Behind the Arrests of Hong Kong's Property Tycoons
|Mar 31, 2012|
The March 29 arrest by Hong Kong’s Independent Commission Against Corruption (ICAC) of a former government chief secretary and two of the Kwok brothers, among Asia’s most powerful property developers who control the giant Sun Kung Kai Properties concern, was a stunning development.
The implications are as yet unclear, although it appears to hand Chief Executive-elect Leung Chun-Ying a golden opportunity to clean up a sector long believed to be uncomfortably close to the government. Leung is already viewed with alarm by the property oligarchs. If two of their most stellar members have been arrested less than a week after Leung was given the job, it gives him additional cachet with the community to start to clean the stables and seek ways to moderate housing prices, among the highest in the world.
The former government official, Rafael Hui, not only occupied the number two post in government for several years until 2007, but he was particularly close to Chief Executive Donald Tsang. He is the most senior official ever arrested by the ICAC. The Kwok brothers are the most high profile arrests of business figures since the Carrian scandal of the early 1980s which saw the arrest of its boss George Tan and several associates and various corrupted bankers.
The investigation is said to center on Hui, who allegedly disclosed confidential information to helpful to Sun Hung Kai pertaining to certain parcels of land. Former Sun Hung Kai Executive Director Thomas Chan was arrested on 19 March. Four others have been arrested in connection with the case, although they are not believed to be either Sun Hung Kai staff or high level government officials.
At one level the latest arrests are very surprising. The public has long believed in the existence of collusion between the government, which controls land supply and development policy, and the top six or so developers who dominate the property market. Nine of the ten richest people in Hong Kong are in property. Developers are known to have close links with officials, some of whom later benefit by retiring early and taking well-paying jobs with the developers. Land use decisions and sales procedures have often been seen to favor them at the expense of smaller developers and the public. However, corruption is easily disguised and hard to prove.
In the Kwok case however, strong leads for the ICAC appear to have come from a third brother who fell out with his siblings a few years ago and who was removed from the board. Another director of SHKP was also arrested earlier and may have provided additional leads. Hui’s past links to the company when he was in the private sector were no secret, but presumably there is now evidence either of payments or other advantages in return for information or favorable decisions when he was Chief Secretary for Administration.
However, it seems more than possible that none of this would have reached he arrest stage if Donald Tsang himself was not a lame duck, even facing investigation himself in connection with a large property in neighboring Shenzhen and acceptance of almost free rides on private yachts and planes from tycoons. The ICAC reports only to the chief executive who has thus had the final say in prosecutions leading to suspicions in the past that big fish would be allowed to go free to avoid wider scandals leaving the ICAC to focus mainly on low level corruption by petty bureaucrats and police. The ICAC has mostly been headed by a rising bureaucrat whose career might suffer from stirring up too much mud.

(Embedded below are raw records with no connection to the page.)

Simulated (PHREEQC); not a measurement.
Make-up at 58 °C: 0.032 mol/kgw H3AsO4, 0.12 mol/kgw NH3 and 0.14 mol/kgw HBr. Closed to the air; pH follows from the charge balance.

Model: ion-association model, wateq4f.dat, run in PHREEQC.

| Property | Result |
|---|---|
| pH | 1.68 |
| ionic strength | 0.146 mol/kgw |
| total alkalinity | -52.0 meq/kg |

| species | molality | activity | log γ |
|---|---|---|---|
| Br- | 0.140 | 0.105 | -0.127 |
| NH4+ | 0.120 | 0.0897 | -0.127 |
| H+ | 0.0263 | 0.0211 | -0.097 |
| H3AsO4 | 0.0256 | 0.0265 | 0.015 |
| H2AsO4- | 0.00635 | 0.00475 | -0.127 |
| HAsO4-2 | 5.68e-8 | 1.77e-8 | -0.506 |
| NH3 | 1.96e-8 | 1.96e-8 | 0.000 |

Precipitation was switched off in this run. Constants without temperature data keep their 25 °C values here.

The arrests thus may be indirectly connected to Tsang’s own weak position and an ICAC emboldened by the victory of CY Leung in Sunday’s selection process for the next chief executive. Leung is viewed as unsympathetic to the developers – as a property surveyor he knows all too well the potential for manipulating the system.
Hui must have had some inkling of an investigation well before the selection in which he participated as one of the 1,200 electors. He had run Tsang’s campaign five years ago and was widely expected to do the same for Henry Tang. But he backed out at the last minute, leaving the Tang campaign rudderless.
It remains to be see what charges are laid and whether they can be made to stick – not easy without smoking guns such as obvious payments or emails evidence of collusion. But for the public they are at once a shock and an apparent confirmation of what they already believed. Given revelations over recent weeks about other sleaze at the top in government – the illegal palace underground at Henry Tang’s palatial home and Donald Tsang’s links with the Macau gambling fraternity and a Shenzhen tycoon in particular – the arrests can only add to pressure for greater transparency in government, in particular relations between officials and the place where big money is most easily made with the right connections – property development and megabuck infrastructure projects. The latter have been proliferating without much economic justification.
So Leung will start with high expectations that he really will be a new broom, sweeping away cozy old relationships and re-examining some of the mega projects. Whether he can fulfill popular expectations is another matter given how deeply rooted at the vested interests in the status quo.